Adamson University's quest for technological and engineering advancement continues as it launched its second solar-powered electric car to the AdU community.
Leepad 2, the second such car developed by students and faculty from AdU’s Electrical Engineering Department, was given the grand launch treatment when it was premiered last June 26 at the ST Quad. The launch was attended by university officials, members of the Engineering community, and the project’s sponsors.
Leepad 2 is the much improved, more powerful successor of Leepad, the original hybrid solar energy-powered car developed by EE students and faculty as a response to the University President’s call for a “green” university. Now a four-wheeled vehicle from the previous three wheels, the car runs on electric propulsion and can run continuously for five to six hours at speeds of 20 to 40 kilometers per hour. It has more solar panels than Leepad and can be charged through the usual home outlets or by parking it under sunlight. Leepad 2 has a passenger capacity of four to five persons including the driver.

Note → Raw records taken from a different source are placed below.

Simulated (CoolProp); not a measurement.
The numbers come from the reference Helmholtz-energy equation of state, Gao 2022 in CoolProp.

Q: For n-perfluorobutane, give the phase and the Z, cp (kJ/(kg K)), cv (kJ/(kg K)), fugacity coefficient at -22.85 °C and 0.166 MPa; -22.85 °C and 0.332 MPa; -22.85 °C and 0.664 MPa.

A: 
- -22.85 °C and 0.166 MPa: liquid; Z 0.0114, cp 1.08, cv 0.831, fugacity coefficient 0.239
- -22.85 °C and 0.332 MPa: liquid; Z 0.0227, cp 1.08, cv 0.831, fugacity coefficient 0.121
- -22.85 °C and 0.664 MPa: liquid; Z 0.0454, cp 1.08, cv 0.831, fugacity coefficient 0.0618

The solar car’s power gets two big boosters: an MCU-based charging station developed by Computer Engineering students and the Xantrex XW MPPT Solar Charge Controller. The acquisition of the Xantrex XW MPPT Solar Charge Controller, developed by Schneider Electric Philippines, enhances Leepad 2 by allowing the team to track and regulate the maximum electrical power point of the photovoltaic array to deliver the maximum available current for its batteries, thus prolonging Leepad 2’s battery life.
The launching began with opening remarks from Engr. Evelyn Raguindin, the new dean of the College of Engineering, who expressed her optimism in seeing Leepad 2 flying in the metropolis. Messages were also given by Fr. Gregorio Bañaga Jr., C.M., University President, and by Fr. Francisco Nicolas Magnaye Jr., C.M., Vice President for Academic Affairs. Fr. Bañaga and Fr. Magnaye expressed their pride in the project, with Fr. Bañaga saying that Leepad 2 is an example of putting into practice the theories learned in the classroom. The University President also expressed that Leepad 2 could be a spur for entrepreneurship, in coming up with good ideas and making them a reality.
Engr. Virgilio Lomotan, chairperson of the EE Department and co-researcher for Leepad 2, introduced the vehicle to the public with an audio-visual presentation detailing Leepad 2’s specs and improvements. The introduction was then followed by the giving of the plaques of appreciation to the project’s sponsors and the ceremonial turnover of the keys from Engr. Lomotan to Fr. Bañaga.
One of Leepad’s sponsors, Schneider Electric Philippines, also made a presentation during the program. Schneider Electric’s country president Philippe Reveilhac spoke at the presentation, where he said that he is proud to be at Adamson and congratulated the University for the achievement and for encouraging projects such as Leepad 2. Reveilhac also said that Schneider Electric gave its support to Adamson because it believes in providing opportunities and giving power to young researchers like the team behind Leepad 2.
Engr. Jose Cericel Driz, EE Department faculty member, ended the formal program with his closing remarks. Prof. Alejandro Nueva, Jr. hosted the program.
The other sponsors of the project were De Lorenzo Engineering Training Solutions, ETAP, Adamson University Alumni Association Inc., EE Alumni Association president Engr. Melecio Sustento, Jr., and Engr. Francis Cabel, EE alumni and Emergency Response Plan Facilities Manager at Etihad Airways.
The Leepad team is composed of senior EE students with Engr. Lomotan as co-researcher. The researchers are Jinelyn Abregoso, Ryan Lester De Castro, Noriel Ogang, Rey Jonathan Postor, Karl Alexis Dimalanta, Michael Valer Mariano, Jeño Palencia, John Edward Reolente, Reginald Tating, and Paul Jeffrey Monteser, who acted as team leader.